This is what Toronto's bizarre cube house could soon be replaced with
Toronto could soon lose a familiar sight for passing motorists on the Richmond and Adelaide overpasses through Corktown.
The iconic Cube House at 1 Sumach Street might be lost to a newly-revealed redevelopment scheme that would see the house replaced with a condominium and affordable housing development.
The house was built in 1996, occupying a patch of gravel, grass and trees in the shadow of elevated overpasses.
The brainchild of architect Ben Kutner and his partner Jeff Brown, its striking bundled-cube design sits on a pedestal, directly inspired by homes of the same style built in the Netherlands a couple of decades before.
Dutch architect Piet Blom's cube houses in Rotterdam and Helmond have fared much better over the years than their Toronto counterparts.
The Toronto house's low-traffic location and unkempt public realm have been an invitation for vandalism over the years. Sometimes, the destruction is self-inflicted, with subsequent owners using the building for advertising space.
Unlike its tourist attraction cousins across the Atlantic, Toronto's Cube House has always sat alone with little attention from tourists.

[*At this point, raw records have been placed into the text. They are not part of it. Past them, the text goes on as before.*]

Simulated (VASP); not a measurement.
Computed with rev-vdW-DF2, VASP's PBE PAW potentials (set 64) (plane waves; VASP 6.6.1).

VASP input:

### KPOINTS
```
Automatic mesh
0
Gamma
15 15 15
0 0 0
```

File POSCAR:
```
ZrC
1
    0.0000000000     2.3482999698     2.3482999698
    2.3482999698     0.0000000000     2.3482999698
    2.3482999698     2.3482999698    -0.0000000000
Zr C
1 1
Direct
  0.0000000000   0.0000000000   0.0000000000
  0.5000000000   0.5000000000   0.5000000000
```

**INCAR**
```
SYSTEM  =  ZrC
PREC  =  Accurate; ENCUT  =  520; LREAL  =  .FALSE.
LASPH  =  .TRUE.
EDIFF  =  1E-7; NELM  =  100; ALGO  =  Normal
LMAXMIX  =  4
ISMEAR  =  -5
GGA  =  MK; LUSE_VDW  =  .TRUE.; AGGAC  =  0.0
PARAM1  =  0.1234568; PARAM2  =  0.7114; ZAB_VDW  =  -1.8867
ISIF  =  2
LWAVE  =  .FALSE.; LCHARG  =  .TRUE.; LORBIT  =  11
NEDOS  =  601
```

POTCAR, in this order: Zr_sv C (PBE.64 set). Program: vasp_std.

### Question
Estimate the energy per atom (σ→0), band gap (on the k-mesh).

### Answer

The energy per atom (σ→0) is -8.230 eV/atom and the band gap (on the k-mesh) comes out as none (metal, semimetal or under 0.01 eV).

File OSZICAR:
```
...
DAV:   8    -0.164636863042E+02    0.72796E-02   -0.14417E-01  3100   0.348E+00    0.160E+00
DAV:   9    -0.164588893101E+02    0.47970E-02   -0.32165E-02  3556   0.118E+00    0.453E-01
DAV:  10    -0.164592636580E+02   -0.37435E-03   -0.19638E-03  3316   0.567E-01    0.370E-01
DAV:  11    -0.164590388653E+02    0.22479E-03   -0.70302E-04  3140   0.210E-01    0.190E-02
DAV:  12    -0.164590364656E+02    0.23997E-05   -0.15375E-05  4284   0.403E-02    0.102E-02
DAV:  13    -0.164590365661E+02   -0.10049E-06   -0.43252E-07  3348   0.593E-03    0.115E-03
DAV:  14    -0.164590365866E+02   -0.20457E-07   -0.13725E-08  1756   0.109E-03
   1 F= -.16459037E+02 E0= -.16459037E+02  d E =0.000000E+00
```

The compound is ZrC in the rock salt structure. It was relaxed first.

The house was first threatened in 2016 when its site was put up for sale to take advantage of a peaking real estate market.
It was expected from the beginning that the sale of the property would ultimately spell the end of this quirky geometric landmark, its loss now suggested in a new development scheme for the site.
Plans revealed in an article from The Globe's architecture critic Alex Bozikovic identify the Cube House site as the location of a proposal from Markee Developments. This real estate company includes former Toronto Chief Planner and later mayoral candidate Jennifer Keesmaat as a partner.
Announcing Sumach Artsplace! We've reimagined this transit-rich but underutilized site to set a new standard for how affordable rental housing can be delivered on private land. 443 new homes, 27% of which will be purpose-built affordable rental. https://t.co/skuwlLv9DL
— Jennifer Keesmaat (@jen_keesmaat) August 21, 2021
Known as Sumach Artsplace, the new development would bring 324 condos to the wedge-shaped site, with the market prices of the condominium sales to subsidize 119 affordable housing units.
Our site is tricky; an arterial, expressway ramp & a streetcar right-of-way constrain it. We asked: how can we weave the site back into the neighbhourhood, and create a distinct pedestrian place? We've turned Old Sumach Street into a shared street - a place for local gathering. pic.twitter.com/9Kz7U6y2QM
— Jennifer Keesmaat (@jen_keesmaat) August 21, 2021
While there's a fair chance that the Cube House would be lost to this redevelopment, the building was originally designed to be moved, an option that Markee is open to considering.
The developers are more certain about their plan for a group of houses just west of the Cube House, which would partially demolished leaving just their facades.
We've also integrated Victorian semi-detached houses to be adaptively reused as community space, to be programmed in partnership with a community not-for-profit. They face the new shared street, which links to an extension of Underpass Park & a new connection to Percy Park. pic.twitter.com/oSLH99vYBZ
— Jennifer Keesmaat (@jen_keesmaat) August 21, 2021
Markee is also looking to improve the experience of passing below the tangled mess of underpasses. Bozikovic reports that the developer "Markee are talking with the leaders of The Bentway, the non-profit which runs the vibrant public space underneath the Gardiner Expressway, about animating the area under the highway ramps."
Whether or not the Cube House will live on is yet to be known, but it should serve as consolation to those concerned about Toronto's housing crisis to know that affordable housing would be a key component in any redevelopment.